Have you checked to see how much jump your allowing the bullet? You may be jamming the lands, which would cause excessive pressure.
 
It sure as heck won't hurt anything except maybe a little accuracy to seat that bullet a little deeper. If you are touching the lands pressure will rise quickly! It's definitely worth trying.
 
I picked up a "thumper" just on a whim and am sticking cases for the final 2 grains of "working up to max". No other signs of pressure. Of course for simply reliability let alone safety I backed off to a "non- sticking" amount of powder. I have never suffered pressure signs in any other gun/caliber unless max was exceeded. Anybody have experience with bullet seating depth fixing this issue and gaining those 2 grains of extra oomph? A guy I know who still has both eyes and hands swears deeper seating will fix me right up. I'm skeptical but willing to try it and let my nephew shoot a few to test them out. I'll call him "stumpy". Model 700. H-4350. 225 gr .338 win

You using a chrony?

You might be at where you want, velocity wise, without the extra 2 grains. All barrels/chambers are different.
 
Thanks for the tips guys. No chrony here and I'm sure the extra 2 gr aren't the be all end all as far as killing an elk goes. I just set the bullet/shell to max overall according to Lyman manual. I know to "smoke" the bullet to see if it is touching the lands at the set depth. If not would you lengthen by .010 (or less, or more) and try again or is there a better way to judge the clearance gap without trial and error? I'm guessing I should have (and still can) start long and incrementally shorten until clearance is achieved. Is there a magic jump number I should shoot for?? As in .015 from lands, or is any gap "enough" to dissipate some pressure?
 
How old is the manual?? Hodgen say 63-69.5. Most people start load development just off the lands and work up until they find pressure. Some will then reduce the charge about a grain and test it at different seating depths.
 
If your just wanting to know if the bullet seating depth is giving you problems, Seat one in fairly deep and see if it fixes your sticking. If it does, then you can go .010 at a time.

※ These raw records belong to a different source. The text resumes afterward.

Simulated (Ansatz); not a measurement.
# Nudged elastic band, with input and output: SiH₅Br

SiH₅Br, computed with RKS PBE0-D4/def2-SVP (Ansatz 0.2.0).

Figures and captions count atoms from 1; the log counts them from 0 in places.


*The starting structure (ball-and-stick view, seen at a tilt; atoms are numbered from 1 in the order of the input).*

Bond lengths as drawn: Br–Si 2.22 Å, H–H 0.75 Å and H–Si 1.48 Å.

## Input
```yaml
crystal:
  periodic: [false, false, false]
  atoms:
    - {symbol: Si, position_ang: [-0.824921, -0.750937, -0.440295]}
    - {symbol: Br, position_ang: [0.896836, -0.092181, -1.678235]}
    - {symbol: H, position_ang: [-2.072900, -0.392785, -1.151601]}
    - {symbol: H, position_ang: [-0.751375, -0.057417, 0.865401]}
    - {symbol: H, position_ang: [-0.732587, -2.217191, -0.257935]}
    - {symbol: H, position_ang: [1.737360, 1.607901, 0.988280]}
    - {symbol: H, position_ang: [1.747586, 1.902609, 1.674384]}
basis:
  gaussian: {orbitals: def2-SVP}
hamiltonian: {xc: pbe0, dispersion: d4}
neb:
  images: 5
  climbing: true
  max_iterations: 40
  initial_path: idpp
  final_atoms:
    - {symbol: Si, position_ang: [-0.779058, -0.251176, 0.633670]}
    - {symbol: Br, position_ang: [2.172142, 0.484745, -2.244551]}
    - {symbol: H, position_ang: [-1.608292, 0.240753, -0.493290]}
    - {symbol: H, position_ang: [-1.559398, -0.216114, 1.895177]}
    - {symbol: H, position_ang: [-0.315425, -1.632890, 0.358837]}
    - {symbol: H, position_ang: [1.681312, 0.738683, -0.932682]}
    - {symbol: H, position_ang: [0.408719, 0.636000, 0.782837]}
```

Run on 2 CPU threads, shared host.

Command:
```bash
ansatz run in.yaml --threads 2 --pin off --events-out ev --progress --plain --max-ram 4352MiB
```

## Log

You may also try a different powder. I would try one that has a little fast burn rate and see what happens.
 
In my Ruger 338 I found the Nosler manual said 73.0 of IMR 4350 with the 210 partition. That load showed high pressure so I backed it off to 71.5 and it grouped with the factory 210's I had on hand. I backed it off to 71.0 and it grouped good and is reliable to feed and eject without issue's.
How do your loads feed from the magazine? I prefer to give up a little speed for a lot of reliability for my hunting loads.
Dan
 
I have found that with the big magnums like my 300 Rum and even the 338 Win. that my case length is governed by the magazine, which kind of sucks. I could milk a little tighter groups if I could seat them out a little farther, but the magazine is too short to allow it.
 
Thought that occurred to me is are you sure the chamber is smooth ... if it were rough the rounds would be difficult to extract as well.
 
Could you tell us what 225 bullet your are using? I get different pressures with 225 Barnes TSX than I do with 225 Nosler Partitions and 225 Sierras. If shooting Barnes monos seating deeper is your friend for pressure and accuracy.

The theory with deeper seating is the more jump to lands the more it acts/is like Weatherby freebore.
 
I have found that with the big magnums like my 300 Rum and even the 338 Win. that my case length is governed by the magazine, which kind of sucks. I could milk a little tighter groups if I could seat them out a little farther, but the magazine is too short to allow it.

I think you mean "cartridge length is governed by the magazine". The case by itself is not a problem.

Some bullets like more jump. I was working up a load for 200-grain Partitions with a buddy's 300 wsm and Nosler data showed the bullet seated fairly deeply. I even called to confirm and they said that was where the accuracy was. They were right. First group shot was 3/4-inch.
 
Pretty tough to pinpoint the problem without a chronograph.

Hornady AOL gauge will easily find the lands.

With as good as factory loads are these days, I don't see much point in handloading unless you're going to go all out with the proper equipment.
 
SRA61
Had same problem w/ mag size on one of mine trying to get closer to the lands. If the distance is minor you can try a dremel on the front of the mag. I tried it on a spare mag i bot. Still wasn't enuf so I leave the original mag in and just use it as a single shot. It doesn't lend itself to quick shots but I like the accuracy.
 
How many times have the brass been fired? Have they been trimmed to minimum case length? Are you using a boatail bullet or a flat based bullet? What do the primers look like? Are they cratered? When was the last time the chamber was cleaned? When was the last time the rifle was cleaned? Have you cleaned the bore since you got the rifle or assumed that it was clean when you got it? All of these things can cause early pressure signs in a cartridge. Some things to think about.